The presence of hydrogen-bearing materials in the deep Earth should have considerable influence on the pressures and temperatures of melt production, and on the nature of the melts produced. The hydrous phases known at near-surface conditions all become unstable at fairly shallow depths, thus the hydrous mineralogy must change. Among the hydrogen-bearing candidate minerals are the so-called "alphabet" phases, which are stable to high pressures and temperatures; however, most of them have Mg/Si ratios that are too high for them to occur in the Earth. The phase described here was synthesized at 13.5 GPa and 1100°C, but is stable to much higher pressure and temperature.
The starting material for synthesis was a mixture of lawsonite, zoisite and Al(OH)3, with the equivalent of 12% H2O contained in the mixture. The resulting material consists of stishovite, diaspore, and the phase of interest, which was first synthesized in 1978, but the X-ray techniques then available were too primitive for the complex pattern to be indexed, and solution of the structure was clearly impossible. The present X-ray diffractogram was collected on the high-resolution instrument at beamline BM16 of the European Synchrotron Radiation Facility in Grenoble. With the modern equipment, the pattern could be indexed without ambiguity and integrated intensities could be extracted from the multiphase pattern using the computer program GSAS. These data were then used to solve the crystal structure using the program SIRPOW. The structure was then refined using program GSAS. The material is monoclinic with space group P21/n and lattice parameters a=7.1144(1), b=4.3347(1), c=6.9527 and ß =98.40(1).
In Fig. 3.3-9a, which is an a-c view of the structure,
the fundamental building block, which consists of a chain of edge-shared
octahedra parallel to the a axis, is shown. Si and Al are completely
ordered over the octahedral sites. In Fig. 3.3-9b, which is a b-c
projection, the corner linking of these units to create open channels parallel
to a, is demonstrated. These channels provide space for the OH..O
hydrogen bond as indicated in the figure, but are too small for H2O
to be contained within them, thus all hydrogen occurs in the form of OH.
The larger sphere represents this OH group, and the smaller one the receptor
oxygen. These ions were identified from bond strength sums.

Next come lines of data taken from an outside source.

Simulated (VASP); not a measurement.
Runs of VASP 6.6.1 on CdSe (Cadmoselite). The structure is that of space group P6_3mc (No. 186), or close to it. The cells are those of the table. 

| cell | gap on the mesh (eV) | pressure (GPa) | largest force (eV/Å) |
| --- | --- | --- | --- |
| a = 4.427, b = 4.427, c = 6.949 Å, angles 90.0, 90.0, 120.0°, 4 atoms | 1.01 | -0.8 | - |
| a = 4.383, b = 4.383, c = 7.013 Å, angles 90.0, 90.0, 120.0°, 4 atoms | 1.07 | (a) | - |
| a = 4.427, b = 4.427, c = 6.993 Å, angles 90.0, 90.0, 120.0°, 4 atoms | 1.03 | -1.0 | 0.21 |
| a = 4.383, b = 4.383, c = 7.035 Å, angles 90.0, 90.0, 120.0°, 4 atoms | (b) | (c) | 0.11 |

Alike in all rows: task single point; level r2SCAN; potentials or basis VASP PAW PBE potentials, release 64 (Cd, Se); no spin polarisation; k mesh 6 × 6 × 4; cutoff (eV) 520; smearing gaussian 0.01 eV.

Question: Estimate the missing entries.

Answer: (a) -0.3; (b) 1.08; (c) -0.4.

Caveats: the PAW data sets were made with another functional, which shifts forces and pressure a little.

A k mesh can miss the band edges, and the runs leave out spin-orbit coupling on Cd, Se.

Fig. 3.3-9: Drawings of the crystal structure of AlSiO3OH. (a) An a-c view that shows the edge-shared octahedral strip extending parallel to the a axis. (b) A b-c projection showing the corner linking of these strips to form channels parallel to a. Silicon octahedra are drawn in a darker shade than those containing aluminum, the OH group is indicated by the larger sphere, and the receptor in the OH..O bond by the smaller sphere.